Construction work on the Tapi pipeline has begun, with an inaugural ground-breaking ceremony taking place in Turkmenistan this week. The project is supposed to provide a corridor for gas coming from Turkmenistan’s Galkynysh field to reach energy-starved Afghanistan, Pakistan and India.
The consortium in charge of the project’s construction was formed last year with the Asian Development Bank’s (ADB) support. It comprises state-owned Turkmengas, Afghan Gas Enterprise, Inter State Gas Systems, GAIL (India) and Galkynysh Pipeline Company.
The project is estimated to cost around US$10bn, although the total cost will only be determined upon completion of the detailed design and the procurement of long-lead items.
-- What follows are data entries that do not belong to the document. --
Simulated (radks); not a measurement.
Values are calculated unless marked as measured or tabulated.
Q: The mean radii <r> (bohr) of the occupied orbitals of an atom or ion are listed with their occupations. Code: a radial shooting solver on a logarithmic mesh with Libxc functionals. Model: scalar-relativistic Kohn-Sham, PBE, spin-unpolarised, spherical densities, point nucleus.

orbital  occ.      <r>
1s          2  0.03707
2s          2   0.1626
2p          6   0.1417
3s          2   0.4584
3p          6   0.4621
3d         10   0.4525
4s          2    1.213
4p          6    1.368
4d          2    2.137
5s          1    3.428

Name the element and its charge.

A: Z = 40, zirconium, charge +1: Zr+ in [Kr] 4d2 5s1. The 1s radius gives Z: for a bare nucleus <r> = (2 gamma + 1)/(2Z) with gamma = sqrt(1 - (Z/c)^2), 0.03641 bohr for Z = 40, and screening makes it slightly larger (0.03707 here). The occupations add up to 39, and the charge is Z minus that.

“This is a large project which will require a strong coalition of financiers. The consortium will engage financial institutions to arrange the necessary financing ,which is likely to be a mix of equity and debt financing provided and/or credit enhanced by multilateral, regional and bilateral development agencies, export credit agencies and commercial financial institutions,” Chin Choon Fong, ADB’s senior advisor for Central and West Asia department, tells GTR.
To date, the ADB has already approved six technical assistance operations amounting to US$4mn for the project and, according to the bank, advanced discussions are underway for more entities to take up a stake in the near future. However, potential investors have been discouraged by Turkmenistan’s government’s opposition to foreign companies owning stakes in the project.
Security concerns related to the high political risk of the territories along the pipeline’s path are also casting insecurity around the project’s completion, which is ambitiously set for 2019.
According to the Council of Foreign Relations, the pipeline has been a focus of US policy to contrast the influence of Russian and Chinese investments in the region. Dubbed as the ‘peace pipeline’ for bringing together rival countries like India and Pakistan, the project would also enable Turkmenistan to diversify its exports away from China. The central Asian country is home to the world’s second-largest deposit of natural gas.
The Tapi pipeline is expected to run through 1,814km and have the capacity to export 33 billion cubic meters of natural gas annually from Turkmenistan over a 30-year period. India and Pakistan would receive around 40% of the gas each, leaving the rest to Afghanistan.